Journalist Richard Glover recently wrote a wonderful column about shocking millennials with his tales of the stationery cupboard. When he first joined the workforce, everyone had to convince the stationery gate-keeper that their pen (allotment, one) was indeed empty of ink before being issued with a replacement. “Don’t be ridiculous!’ said bright young things to Glover, disbelieving his account of cruelty in yesterday’s office.
On his radio show, Glover repeated the anecdote, only to have listeners begin ringing in with their own tales, of taking a pencil to stationery monitor only to have the one inch of pencil put into a sharpening device and handed back. Another listener recalled a metal sleeve that could be attached to the stub to extract a few more weeks out of a pencil and yet another recalled staples being given out one row at a time. Carbon paper had to be proven to be completely exhausted. Of course, a millennial today would ask; ‘what is carbon paper?’
How many of us marvel at the freedom and ‘absolute bloody luxury’ of the unlocked, help yourself stationery cupboard? My first experience of office life involved filling out a requisition to the stationery department. There was a small team of people who sat in a far-away office behind a roller door and they sent back our orders wrapped up as if it was the first week of school. This was also the era of the Telex, the last days of the switchboards with plugs, post deliveries to your desk and the tea lady. The tea lady stood guard over the biscuits and allowed us one each. As they weren’t chocolate coated, I decided to let her live.
Photocopiers routinely needed toner and it was a brave person who handled this fine, black powder without a thought for their dry cleaning bill. It was a brave man who leaned anywhere near a shredder wearing a tie. I hardly see a tie these days but when I started work, I recall a young guy being sent home to put on a tie, because he had turned up without one.
I could go on, but I won’t. Work has changed and a lot of things have changed for the better. And then again, we lost a few things along the way too. It may be the halo effect, but I think we had a bit more fun. Of course, most of our humour was highly inappropriate, alcohol fuelled and offensive and would certainly shock a millennial today, but we did laugh. Somehow we survived the torture of rationed stationery and biscuits, until someone calculated the costs of trusting people to help themselves against the full time salaries and on-costs of people on guard duty.
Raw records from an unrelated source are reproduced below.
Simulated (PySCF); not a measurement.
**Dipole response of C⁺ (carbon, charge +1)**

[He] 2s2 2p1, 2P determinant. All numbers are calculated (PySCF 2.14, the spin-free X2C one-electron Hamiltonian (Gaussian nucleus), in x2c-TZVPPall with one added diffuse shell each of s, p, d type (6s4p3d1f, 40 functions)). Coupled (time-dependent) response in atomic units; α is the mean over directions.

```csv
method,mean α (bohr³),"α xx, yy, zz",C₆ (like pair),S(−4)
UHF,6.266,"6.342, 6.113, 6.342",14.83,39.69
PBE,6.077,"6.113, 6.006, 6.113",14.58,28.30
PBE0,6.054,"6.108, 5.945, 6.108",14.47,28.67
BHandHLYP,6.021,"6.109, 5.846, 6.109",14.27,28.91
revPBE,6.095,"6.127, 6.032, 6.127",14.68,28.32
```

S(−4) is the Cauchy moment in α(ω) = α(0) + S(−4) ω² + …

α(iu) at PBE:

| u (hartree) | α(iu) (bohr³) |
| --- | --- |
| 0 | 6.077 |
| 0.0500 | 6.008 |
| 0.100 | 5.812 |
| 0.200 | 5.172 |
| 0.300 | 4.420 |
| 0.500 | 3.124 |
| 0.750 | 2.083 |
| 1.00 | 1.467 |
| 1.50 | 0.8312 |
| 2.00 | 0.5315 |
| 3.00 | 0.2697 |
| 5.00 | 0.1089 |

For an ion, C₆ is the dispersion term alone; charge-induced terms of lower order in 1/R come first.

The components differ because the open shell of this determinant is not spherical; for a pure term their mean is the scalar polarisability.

Sincere apologies if you made it this far just to read about sex. I only put sex in the title to grab your attention. Of course, if any blog readers actually attempted sex in a stationery cupboard, then I applaud you and say good luck to you. I have no such experience to share and would have been far too worried about the risks associated with scissors, staple guns and loose drawing pins. We had more fun, but we weren’t completely barmy.